You are viewing a plain text version of this content. The canonical link for it is here.
Posted to commits@kudu.apache.org by to...@apache.org on 2020/03/25 03:28:24 UTC

[kudu] 01/02: Use popcnt instruction for Bits::Count

This is an automated email from the ASF dual-hosted git repository.

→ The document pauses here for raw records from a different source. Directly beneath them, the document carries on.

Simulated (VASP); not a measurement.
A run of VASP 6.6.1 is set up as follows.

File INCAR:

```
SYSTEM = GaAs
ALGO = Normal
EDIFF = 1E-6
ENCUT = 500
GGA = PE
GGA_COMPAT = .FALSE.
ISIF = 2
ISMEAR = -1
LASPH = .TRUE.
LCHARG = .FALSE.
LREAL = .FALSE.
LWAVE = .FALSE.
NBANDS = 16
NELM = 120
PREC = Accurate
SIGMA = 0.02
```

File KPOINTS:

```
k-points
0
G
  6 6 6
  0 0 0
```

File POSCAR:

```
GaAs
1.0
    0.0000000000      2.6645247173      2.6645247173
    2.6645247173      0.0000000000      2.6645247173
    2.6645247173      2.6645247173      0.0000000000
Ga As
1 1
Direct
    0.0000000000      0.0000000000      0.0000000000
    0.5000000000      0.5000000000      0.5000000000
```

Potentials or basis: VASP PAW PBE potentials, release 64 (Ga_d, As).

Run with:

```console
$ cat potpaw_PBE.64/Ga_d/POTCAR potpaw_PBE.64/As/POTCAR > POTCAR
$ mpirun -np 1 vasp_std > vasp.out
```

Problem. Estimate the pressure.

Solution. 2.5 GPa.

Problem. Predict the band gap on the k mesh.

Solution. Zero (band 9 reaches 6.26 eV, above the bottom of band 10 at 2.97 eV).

todd pushed a commit to branch master
in repository https://gitbox.apache.org/repos/asf/kudu.git

commit 9945954a3f329a808d39bddad4c816de064f8f75
Author: Todd Lipcon <to...@apache.org>
AuthorDate: Tue Mar 24 13:10:18 2020 -0700

    Use popcnt instruction for Bits::Count
    
    I found Bits::Count to be a noticeable contributor to profiles in my
    TSDB benchmarking (a couple percent, if I recall correctly). This
    switches to using popcnt instead of a lookup table.
    
    This is technically a new CPU requirement, since the popcnt flag is
    separate from the SSE4.2 flag. In practice, however, it doesn't appear
    that there are any SSE4.2-capable machines that aren't also capable of
    POPCNT. So, this shouldn't actually change our hardware requirements.
    Another bit of evidence here is that '-msse4.2' (which we use) in clang
    also enables -mpopcnt by default, so it was already possible for clang
    to emit popcnt instructions for its own optimizations.
    
    In any case, this instruction was introduced about 10 years ago, so even
    if I missed one case of a 2010-era server, it's unlikely to still be in
    use for Kudu.
    
    Change-Id: Iad045e8b77e7baf65c42366eea3e107900eb4a64
    Reviewed-on: http://gerrit.cloudera.org:8080/15549
    Reviewed-by: Bankim Bhavsar <ba...@cloudera.com>
    Reviewed-by: Andrew Wong <aw...@cloudera.com>
    Tested-by: Andrew Wong <aw...@cloudera.com>
---
 src/kudu/gutil/bits.cc | 21 +++++++++++++++++++--
 src/kudu/gutil/cpu.cc  |  2 ++
 src/kudu/gutil/cpu.h   |  2 ++
 src/kudu/util/init.cc  |  7 +++++++
 4 files changed, 30 insertions(+), 2 deletions(-)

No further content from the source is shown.